312. RULE FOR A GENERAL DESCRIPTION.
1. From a careful examination of the scene form a correct idea of its beauties and imperfections.
2. From these select the most pleasing and prominent features for your especial delineation.
3. Then detail, in neat and sufficiently copious language, the general appearance of the scene and the surrounding objects in the order in which they present themselves to your view.
4. An extended Description, adapted to Senior Pupils, may comprise the following:
a. Some notice of the sounds produced by natural objects, such as a waterfall, a brook, &c., or by animated nature, as, from sheep, cattle, birds.
6. A contrast in the uncultivated parts of the scene.
c. The employments of the inhabitants in the vicinity.
d. A judicious interspersion of appropriate reflections suggested by surrounding objects. To what extent these particulars may be introduced will depend on the taste and purpose of the writer.

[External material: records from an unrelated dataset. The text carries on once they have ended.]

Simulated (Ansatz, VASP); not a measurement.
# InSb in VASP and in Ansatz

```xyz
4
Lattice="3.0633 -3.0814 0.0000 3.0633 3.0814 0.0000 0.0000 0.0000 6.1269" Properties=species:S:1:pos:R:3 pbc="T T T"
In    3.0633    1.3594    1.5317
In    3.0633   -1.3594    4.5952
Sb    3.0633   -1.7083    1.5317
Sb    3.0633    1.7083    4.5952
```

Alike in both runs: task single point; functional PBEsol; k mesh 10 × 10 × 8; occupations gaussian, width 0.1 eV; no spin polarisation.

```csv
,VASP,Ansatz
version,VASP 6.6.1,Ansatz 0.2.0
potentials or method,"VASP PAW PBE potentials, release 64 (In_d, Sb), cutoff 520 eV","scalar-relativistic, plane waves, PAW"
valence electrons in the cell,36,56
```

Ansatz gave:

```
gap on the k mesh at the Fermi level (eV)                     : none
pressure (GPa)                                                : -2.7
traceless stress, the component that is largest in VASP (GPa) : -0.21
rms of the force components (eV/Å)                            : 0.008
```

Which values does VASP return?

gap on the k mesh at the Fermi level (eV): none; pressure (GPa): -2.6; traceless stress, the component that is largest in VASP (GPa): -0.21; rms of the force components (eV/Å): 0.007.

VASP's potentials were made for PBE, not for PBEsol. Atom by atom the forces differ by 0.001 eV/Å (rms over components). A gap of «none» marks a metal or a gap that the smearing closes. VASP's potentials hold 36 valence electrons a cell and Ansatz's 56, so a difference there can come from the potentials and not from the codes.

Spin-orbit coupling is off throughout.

313. The EXERCISES. — The Exercises given under this Section will be of two kinds. - 1st. The Model Extract, illustrating either the whole of the rule or its leading points, and requiring to be reproduced from recollection. — 2ndly. The Exercise from hints, briefly but sufficiently expressed, requiring a full development according to the ingenuity and skill of the pupil. The following is a Model Exercise.
314. 1. Let the following Example be read two or three times over, carefully noticing the sequence of the sentences. The book must afterwards be laid aside.
2. Then the Exercise can be reproduced by the pupil from recollection.
3. Afterwards, a comparison must be instituted between this and the original, when all deviations either in construction, punctuation, or sequence must be carefully noticed. An inferior production ought to be rewritten.
315. MODEL. — FRESHWATER BAY, ISLE OF Wight.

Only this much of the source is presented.